Yes, I would. Really. And not just because I’m incredibly puerile and tickled by toilet humour (although that’s got something to do with it) but also because I think it has the potential to serve a useful purpose.
Now you probably know about the map of #uksnow, which is created from data Twitter users contribute to – by tweeting their postcode, marks out of 10 for snowfall and adding the hashtag #uksnow and the odd twitpic. Or as Pete Ashton puts it in his post summarising the phenomenon:
‘…a load of people providing weather reports across the country in a standardised format that can automagically be turned into a live updating map.’
As Pete said, it’s a fun way of indulging in one of our Great British obsessions, the weather, on Twitter.
More hyperlocal obsessions, for the likes of William Perrin and others living in urban areas, are things like graffiti, fly tipping and dog poo. The latter is particularly nasty – it’s filthy, unsightly and downright dangerous when there are children about (Toxocariasis is no urban myth).
Unfortunately for William, there was an abundance of the stuff in his home of Kings Cross, yet he felt his local authority wasn’t really acknowledging there was a big problem or treating it terribly seriously. To try and make the issue hit home, William decided to rub the council’s brand in it. He fashioned little flags out of cocktail sticks and strips of paper with the council’s logo (‘Islington: a clean, safe and healthy borough’), stuck them in the dog poo and posted the resulting photos on his community website.
This was a very funny way of drawing attention to the problem, and an example of online community activism the talk about local team are particularly fond of quoting. But wouldn’t it be great if William had had some data to support his claims of the large scale of the problem? If his area showed up as big brown spot (sorry) on a live, updating UK map of poo? A visualisation of crowdsourced data that can say to local authorities, ‘there’s lots of poo on your patch’.

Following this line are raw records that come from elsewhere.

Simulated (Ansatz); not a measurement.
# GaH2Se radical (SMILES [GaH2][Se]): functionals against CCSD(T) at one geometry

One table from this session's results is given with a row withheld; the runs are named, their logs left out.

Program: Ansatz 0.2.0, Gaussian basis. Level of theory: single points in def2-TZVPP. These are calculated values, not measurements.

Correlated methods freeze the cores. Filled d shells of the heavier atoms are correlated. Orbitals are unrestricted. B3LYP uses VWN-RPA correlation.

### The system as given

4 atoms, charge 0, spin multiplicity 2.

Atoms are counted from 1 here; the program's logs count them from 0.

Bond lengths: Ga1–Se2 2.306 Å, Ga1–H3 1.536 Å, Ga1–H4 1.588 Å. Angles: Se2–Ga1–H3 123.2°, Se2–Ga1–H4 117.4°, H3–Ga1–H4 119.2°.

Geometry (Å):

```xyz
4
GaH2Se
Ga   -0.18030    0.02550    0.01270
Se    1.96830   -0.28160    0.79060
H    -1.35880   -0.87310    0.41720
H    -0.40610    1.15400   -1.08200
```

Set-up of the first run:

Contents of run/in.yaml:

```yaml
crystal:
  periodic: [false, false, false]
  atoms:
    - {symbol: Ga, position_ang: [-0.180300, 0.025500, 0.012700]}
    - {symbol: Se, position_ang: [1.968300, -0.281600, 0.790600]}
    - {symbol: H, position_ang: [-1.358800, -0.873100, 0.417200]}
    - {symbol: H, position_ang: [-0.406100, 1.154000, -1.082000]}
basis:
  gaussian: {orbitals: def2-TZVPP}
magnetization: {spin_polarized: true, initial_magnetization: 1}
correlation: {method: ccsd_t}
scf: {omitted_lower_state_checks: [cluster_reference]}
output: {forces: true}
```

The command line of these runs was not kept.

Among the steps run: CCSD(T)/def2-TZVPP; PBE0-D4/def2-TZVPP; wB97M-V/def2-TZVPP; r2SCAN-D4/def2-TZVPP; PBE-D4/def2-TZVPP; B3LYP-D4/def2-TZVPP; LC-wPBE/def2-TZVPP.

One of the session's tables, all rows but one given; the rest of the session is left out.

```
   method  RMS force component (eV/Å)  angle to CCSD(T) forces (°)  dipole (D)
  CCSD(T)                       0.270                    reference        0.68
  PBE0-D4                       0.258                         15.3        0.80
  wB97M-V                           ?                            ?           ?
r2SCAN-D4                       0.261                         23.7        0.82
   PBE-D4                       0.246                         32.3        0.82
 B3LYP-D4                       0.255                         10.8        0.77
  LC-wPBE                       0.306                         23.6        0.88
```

I think so. That’s why, whenever I pass a piece of poo on the street in future, I’ll tweet my postcode, marks out of 10 for general rankness and add the hashtag #ukpoo. Hell, I might even add a twitpic to boot.
Obviously, this idea will only work if it catches on and others start doing it too. It may be a little bit too gross and childish to become popular but if I’m honest, that’s a large part of its appeal to me and why I’ll be giving it a go to see what happens.